> Which are not applicable at all if you have arrays of various complex
How did you come to that conclusion? Sometimes it is not worth it but for smallish structs it can be a win. Complex numbers are a good example.
> any function call tend to break all these nice techniques
If the function call is still there and even then the compiler can sometimes accomplish the task, depending on how aggressive the developers were.
> Of course nowadays it's often better to use CUDA or OpenCL to push all
> that to the GPU
No. There is never a case where CUDA or OpenCL are a good idea. Only poor compilers have led us down that path. Look at what's being done with OpenACC. A good compiler can match CUDA performance pretty easily and can often dramatically outperform it.

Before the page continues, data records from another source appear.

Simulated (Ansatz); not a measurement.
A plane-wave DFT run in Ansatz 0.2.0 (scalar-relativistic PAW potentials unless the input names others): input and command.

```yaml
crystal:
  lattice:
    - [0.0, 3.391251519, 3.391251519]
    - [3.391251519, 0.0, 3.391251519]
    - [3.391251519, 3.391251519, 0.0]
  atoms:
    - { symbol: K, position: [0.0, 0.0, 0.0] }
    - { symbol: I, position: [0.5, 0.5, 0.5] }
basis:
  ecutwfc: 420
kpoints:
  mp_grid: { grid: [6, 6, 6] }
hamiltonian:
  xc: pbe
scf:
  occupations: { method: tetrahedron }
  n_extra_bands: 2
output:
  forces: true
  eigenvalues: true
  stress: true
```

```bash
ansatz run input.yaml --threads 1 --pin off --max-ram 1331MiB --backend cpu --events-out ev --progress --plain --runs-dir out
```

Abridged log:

> Add one additional argument - and spill is inevitable.
In the grand scheme of thing, one write to cache/read from cache isn't usually critical. Sure, there are cases where this kind of optimization is very important -- if the callback is called in a tight loop for example. But in that case a better solution is often to refactor the code and/or rework the data structures. It should not be necessary to hand-linearize array accesses to get performance.
> You may say that code which calls a callback in a tight loop is hopeless
> in a first place
Actually, I would say that's often good design for the reasons you give. But then this kind of code usually isn't dealing with numerical arrays or arrays of very small structs which might be well vectorized. I suppose that is what you were thinking of with your first statement.
If that's the kind of code you're concerned about then yes, hand-linearizing array accesses is probably not going to hurt much. But it won't really help either. I've no problem with a loop that iterates over such arrays using a single pointer. I am more concerned about people who take multidimensional arrays and translate accesses to complex pointer arithmetic.
Still, if the objects are small enough, vectorization targeting efficient load/store of the data can often be a win, even if the actual data manipulation isn't vectorized.